New York, NY -- In the waning hours of daylight on Tuesday, New York's Primary Day, Sandra Fowler stood outside a subway entrance in New York City’s East Harlem, making a gentle appeal to commuters. “Rangel? Rangel?” she said softly, proffering campaign flyers for Charles Rangel, the Congressman seeking his 23rd term in the House of Representatives. A member of New York’s largest public employees union, Fowler said she supported Rangel because “He’s there for the people.”
Directly across Lexington Avenue, a local politician stumped for Rangel’s challenger. “Hello, I’m Assemblymember Robert Rodriguez, remember to vote for Adriano Espaillat in the Democratic primary today,” he repeated to passerby again and again. He spied a familiar face, an elderly Hispanic man walking with a cane. “Como estas? Ya votaste? Chévere!” (How are you? Have you voted? Yeah!)
By the wee hours of Wednesday morning, Rangel had claimed victory over Espaillat in the hotly contested race for the Democratic primary nomination in New York’s 13th Congressional District, and the Associated Press called the race Wednesday afternoon. As of that time, Rangel led Espaillat by less than 2,000 votes.
The race was closely watched because it represented a potential generational and demographic shift in the 13th District, which covers Harlem, upper Manhattan and part of the Bronx. Rangel, whom The Washington Post recently described as “a defining voice in the nation’s black politics,” has represented the traditionally African-American district since 1971.
The race showed there is not "one" Latino community, said an analyst, but "many."
But the district was reconfigured in 2012, and is now majority-Hispanic. Espaillat hoped to ride a wave of support from voters eager for change, as well as to make history as the first Dominican-American elected to Congress.

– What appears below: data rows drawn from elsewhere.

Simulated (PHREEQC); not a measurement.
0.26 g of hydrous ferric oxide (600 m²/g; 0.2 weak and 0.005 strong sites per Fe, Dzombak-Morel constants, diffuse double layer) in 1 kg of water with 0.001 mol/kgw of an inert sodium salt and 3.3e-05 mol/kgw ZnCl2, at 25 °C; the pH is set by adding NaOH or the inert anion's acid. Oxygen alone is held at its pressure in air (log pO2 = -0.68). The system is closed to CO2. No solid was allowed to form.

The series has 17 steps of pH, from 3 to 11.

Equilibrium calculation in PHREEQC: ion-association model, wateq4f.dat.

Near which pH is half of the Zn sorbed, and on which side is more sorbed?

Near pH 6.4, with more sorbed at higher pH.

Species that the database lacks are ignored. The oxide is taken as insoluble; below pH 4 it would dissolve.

Because New York is predominantly Democratic, a Rangel eases him safely into victory in November's general election. Rangel, whose father is Puerto Rican, has announced that this campaign will be his last.
John A. Gutierrez, Assistant Professor of Latin American and Latina/o Studies at John Jay College of City University of New York, said the race could have well been decided in neighborhoods like East Harlem, where there is a mix of Puerto Ricans, whites and other voters. "Sure, ethnic loyalties may have played into things, but Puerto Ricans do not necessarily respond to appeals to help elect the first Dominican congressman."
In fact, Puerto Rican city and national leaders were divided in their allegiances. Rangel was endorsed by former President Bill Clinton, Sen. Charles Schumer (D-N.Y.), and Puerto Rican members of Congress like Rep. Jose Serrano and Rep. Luis Gutierrez. Espaillat was endorsed by New York City Comptroller Scott Stringer and the City Council Speaker Melissa Mark-Viverito, who is Puerto Rican.
Angelo Falcón, president of the National Institute for Latino Policy, noted that Mark-Viverito, who is "a major player in the city and campaigned with him, was not able to deliver." Mark-Viverito has the support of the liberal base in the city, and yet this type of endorsement did not move enough voters in the 13th District either.
Regardless of Espaillat's loss, his two political campaigns signal a shift for the city's growing Dominican American community, according to Ramona Hernandez, Director of the Dominican Studies Institute at the City College of New York.
“This was a race that drew national attention, people on both sides felt the excitement, they felt the passion," said Hernandez. "There is a clear history established now. People see that we can shake things up, and there is excitement for more. For this community, there is no going back,” Hernandez said.
Gutierrez observed that Rangel's campaign seemed to take a dismissive attitude towards Espaillat's ethnic appeal in the last few weeks of the campaign. "That will do nothing for the African-American power structure in the future, it does not endear them to the rising Dominican political class. But if Adriano (Espaillat) wants to run again, he will have to hold on to his coalition for the next two years – and that could be tough."
Falcon agrees. “This is the second time he lost, so this may create a vacuum for other candidates in the future. People may feel like he’s already had his chance.” In two years, without Rangel in the race, he added, "This race will be a different ballgame."
Gutierrez said the tight race was an indicator of the future of Black and Latino power in New York.
The "black versus Latino" narrative does not really explain the world of politics, especially in multi-ethnic cities, said a political observer.
"I think it is a question of when, not if, that we do see a Latino – and more than likely, a Dominican-American – representing the 13th District.” He views this evolution as part of a historic pattern. “It happens with every ethnic group; the demography changes. Now it will be interesting to see how the Black and Latino alliances and rivalries play out in the future.”
Yet as Rangel's victory shows, what is certain is that a "black versus Latino" narrative does not really explain the world of politics, especially in multi-ethnic cities.
“Latino politics in New York City are not simple,” Falcón said. ”There is not one Latino community, there are many Latino communities. So the original media narrative about this being a Black/Latino race was too simple. This race represented a much more complicated racial and ethnic mix than people originally described.”